By the nineteenth century, the transfer of exotic plants and the search for wild plants that might be domesticated were activities that were becoming rationalized and organized and put at the service of industrial capitalism. Collectors were sent from Europe to the farthest reaches of the earth in search of unknown species that might serve as raw material, remedy, or ornament . This enterprise, even though it was the expression of scientific and state bureaucracies, nevertheless partook of romance: It was a quest for the rare, the precious, and the danger-scented. .
Of all the great feats of that era of botanical discovery, none was more imposing than that of the domestication of rubber. New World inhabitants had shown rubber, which they obtained from several tropical plant species, to early explorers, including Columbus. Since it was an unstable product, it remained for more that three centuries a mere curiosity. Then, in 1839, it was founded that through treatment with sulphur and heat, rubber's elastic properties could be made more permanent . Its applications multiplied and the exploitation of many wild rubber-bearing plants, including some that were soon discovered in Asia and Africa, was much intensified. .

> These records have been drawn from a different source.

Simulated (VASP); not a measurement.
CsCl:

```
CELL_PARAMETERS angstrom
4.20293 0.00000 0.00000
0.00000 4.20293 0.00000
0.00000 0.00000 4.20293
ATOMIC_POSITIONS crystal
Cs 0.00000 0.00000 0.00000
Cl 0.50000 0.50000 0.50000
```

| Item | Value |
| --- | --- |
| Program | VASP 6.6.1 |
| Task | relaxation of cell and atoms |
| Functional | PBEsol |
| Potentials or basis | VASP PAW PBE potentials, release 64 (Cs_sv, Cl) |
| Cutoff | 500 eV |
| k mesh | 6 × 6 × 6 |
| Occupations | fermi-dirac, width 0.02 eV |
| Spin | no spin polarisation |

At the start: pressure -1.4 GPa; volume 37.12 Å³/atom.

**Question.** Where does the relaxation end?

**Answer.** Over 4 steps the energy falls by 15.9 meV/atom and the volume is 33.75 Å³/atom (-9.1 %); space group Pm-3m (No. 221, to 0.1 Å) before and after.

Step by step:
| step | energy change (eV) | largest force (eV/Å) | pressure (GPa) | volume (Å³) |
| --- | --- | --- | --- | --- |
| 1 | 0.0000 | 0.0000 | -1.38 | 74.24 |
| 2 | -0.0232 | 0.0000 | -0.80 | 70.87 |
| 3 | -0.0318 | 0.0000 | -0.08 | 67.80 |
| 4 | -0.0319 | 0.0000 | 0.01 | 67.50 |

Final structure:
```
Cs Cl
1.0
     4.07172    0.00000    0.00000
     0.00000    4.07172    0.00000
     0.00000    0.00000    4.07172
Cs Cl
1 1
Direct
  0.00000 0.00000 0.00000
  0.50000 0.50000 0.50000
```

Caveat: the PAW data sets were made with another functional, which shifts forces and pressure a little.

When the world was ready for rubber, the Amazon Region began the spectacular period of forest exploitation which resulted in scattered settlement in widely separated places. In the tropical rain forest south of the main stream, and in the headwater areas of eastern Bolivia, Peru, Ecuador, and Colombia, there are two chief species of tree which rubber can be produced. The better of these species is Hevea brasiliensis, from which latex, a milklike substance, can be extracted from cuts in the bark. The other is the Castilla ulei, from which rubber can be extracted only by cutting down the tree . Like all the other species in the tropical rainforest, both Hevea and Castilla trees are widely scattered, seldom with many individual standing close together.